All Politics is Local
A year working with the new democracy in Baghdad

published in Transatlantic Perspectives Volume V, Fall 2006



Returning to my Alexandria apartment on the afternoon of 13 February 2005, I admit to being slightly flabbergasted to find a Western Union telegram in my mailbox, which barked at me in all capital letters: “PURSUANT TO PRESIDENTIAL EXECUTIVE ORDER, YOU ARE ORDERED TO REPORT FOR A PERIOD OF ACTIVE DUTY…” I found the message surprising not only for its content, but for the fact that Uncle Sam was actually calling up ex-soldiers via Western Union telegrams, and not by, say, a normal letter. I immediately felt a kinship with the Greatest Generation, although probably not in the same way the author of the telegram intended. I half expected it to read “LOOSE LIPS SINK SHIPS!” at its conclusion. I had about a month to pack up, get back in shape and get ready for my stint fighting the Global War on Terror. In a few weeks I would report for training at the JFK School for Special Warfare at Ft. Bragg, North Carolina. I was headed to Iraq.
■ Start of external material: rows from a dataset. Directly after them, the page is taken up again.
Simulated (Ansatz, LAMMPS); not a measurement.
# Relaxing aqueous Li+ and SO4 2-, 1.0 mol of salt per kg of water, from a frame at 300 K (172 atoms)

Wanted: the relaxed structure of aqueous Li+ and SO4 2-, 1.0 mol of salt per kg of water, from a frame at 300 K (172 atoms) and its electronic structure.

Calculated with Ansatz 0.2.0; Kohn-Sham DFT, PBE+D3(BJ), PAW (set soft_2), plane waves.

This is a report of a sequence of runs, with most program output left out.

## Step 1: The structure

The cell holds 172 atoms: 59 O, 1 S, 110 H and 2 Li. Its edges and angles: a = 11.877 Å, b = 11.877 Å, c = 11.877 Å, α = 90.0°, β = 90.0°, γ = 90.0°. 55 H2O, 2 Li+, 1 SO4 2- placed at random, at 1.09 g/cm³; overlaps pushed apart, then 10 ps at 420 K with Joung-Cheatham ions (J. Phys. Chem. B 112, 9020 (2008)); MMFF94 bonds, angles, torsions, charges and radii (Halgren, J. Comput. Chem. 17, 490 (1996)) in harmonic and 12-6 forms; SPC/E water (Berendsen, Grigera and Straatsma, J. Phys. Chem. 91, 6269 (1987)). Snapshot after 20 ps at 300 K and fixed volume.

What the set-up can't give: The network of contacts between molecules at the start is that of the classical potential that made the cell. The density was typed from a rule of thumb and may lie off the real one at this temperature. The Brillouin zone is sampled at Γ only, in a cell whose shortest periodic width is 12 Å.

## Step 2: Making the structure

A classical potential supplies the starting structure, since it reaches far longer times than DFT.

I’ve recently returned from my year-long deployment with the U.S. Army in Iraq as a Civil Affairs officer, working most of that time in Baghdad. The Civil Affairs (CA) branch draws from the civilian skills of reservists to facilitate the warfighting units’ ability to cope with civilian populations during combat operations. CA units are filling a critical role in Iraq by serving as the Army’s ‘public face’ to local leaders, tribal sheiks, and civil servants. Due to my background in political science and government, I was assigned to work out of the U.S. Embassy in Baghdad. I specialized in transatlantic security and intelligence policy while working on my M.A. degree at the University of Bath, England and wrote my thesis on intelligence coordination between European Union member states and the U.S. for UNC-Chapel Hill. This academic work on the difficulty of inter-agency cooperation was certainly an appropriate precursor to the very real challenges I saw first-hand in Baghdad.